Title: rod marching Post by: willvarfar on July 06, 2012, 07:10:35 PM I don't know if this is useful or already used, but I've enjoyed inventing it this morbing
Title: Re: rod marching Post by: willvarfar on July 06, 2012, 07:15:43 PM *morning* (Sorry, didn't mean to submit; hassle posting fom mobile phone browser) here's a link: http://williamedwardscoder.tumblr.com/post/26628848007/rod-marching
I call it "rod" because its like a ray only its got width. Title: Re: rod marching Post by: Syntopia on July 06, 2012, 08:55:38 PM Hi, and welcome to the forums!

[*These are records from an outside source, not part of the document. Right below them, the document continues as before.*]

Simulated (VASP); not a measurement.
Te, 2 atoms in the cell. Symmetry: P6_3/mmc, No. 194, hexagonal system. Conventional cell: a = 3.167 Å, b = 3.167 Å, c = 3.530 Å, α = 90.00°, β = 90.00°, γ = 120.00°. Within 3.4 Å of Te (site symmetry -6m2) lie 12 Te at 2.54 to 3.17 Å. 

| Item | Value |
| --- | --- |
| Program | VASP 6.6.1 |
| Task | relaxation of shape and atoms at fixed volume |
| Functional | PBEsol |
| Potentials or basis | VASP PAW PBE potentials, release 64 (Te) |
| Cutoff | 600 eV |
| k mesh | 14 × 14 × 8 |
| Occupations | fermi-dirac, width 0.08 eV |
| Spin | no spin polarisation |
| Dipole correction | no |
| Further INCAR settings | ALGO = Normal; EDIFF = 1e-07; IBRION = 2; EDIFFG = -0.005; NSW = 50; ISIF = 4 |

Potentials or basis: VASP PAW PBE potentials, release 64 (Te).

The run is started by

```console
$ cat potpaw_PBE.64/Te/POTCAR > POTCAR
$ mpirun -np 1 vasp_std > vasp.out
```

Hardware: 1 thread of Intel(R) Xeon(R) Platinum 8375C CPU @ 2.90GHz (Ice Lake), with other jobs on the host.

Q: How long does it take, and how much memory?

I think we have discussed something similar before: http://www.fractalforums.com/programming/enhanced-rendering-using-de-at-least-on-cpu/?PHPSESSID=41de59eab3b21b47d42cac334c3b375a Notice in particular the last link, the cone sphere tracing. I don't know if a hybrid cpu/gpu implemented, though. Title: Re: rod marching Post by: Sockratease on July 06, 2012, 09:39:22 PM Interesting.
Rod Marching, Cone Marching... I suppose Retina Marching is the next logical step :clown: Welcome! Title: Re: rod marching Post by: willvarfar on July 06, 2012, 11:28:24 PM aha, it keeps getting discovered it seems :)
Very nice link. Indeed I'd have called it cone marching too as soon as I allowed for perspective. The neatest thing so far is that, in my very unrepresentative scene, this "cone marching" is doing 2 orders of magnitude less DEs! It'll be interesting how it does in the middle of a mandelbulb or mandelbox! I'll see if I can get some like-for-like speed comparison with boxplorer. Part of my motivation for CPU-side distance maps is to reduce the number of iterations needed on the GPU. There's some description of the overhead of loops in fragment shaders here: http://gamedev.stackexchange.com/a/31780/4129 Title: Re: rod marching Post by: willvarfar on July 12, 2012, 12:45:36 PM Here's some stats for a core2duo laptop, using one core;
Its comparing rod marching to ray-per-pixel rays, for a camera deep inside a mandelbox, with proper perspective. The distance field is 512x512 (small enough to upload to the GPU per frame without much impact). Its very dependent on the scene; move the camera a little and the scene can be easily double-so-complex to compute. Its only computing the distance field. The rod marching is making consistently 10-12x less distance estimates and taking 10-12x less time! Here are some stats showing rods and rays; each pair is from the same eye position. Code: rods 235367 took 0.0611085s from 2.69962,1.35,0.0455439 I rather expect I've made fundemental bugs and inefficiencies in both implementations. I will now plug in a GPU renderer so we can see what it actually means for real with wimpy GPUs like mine... Title: Re: rod marching Post by: willvarfar on July 30, 2012, 06:26:22 AM I've ported the general idea to GPU and its running in-browser here: http://williame.github.com/Mandel_1/ (http://williame.github.com/Mandel_1/)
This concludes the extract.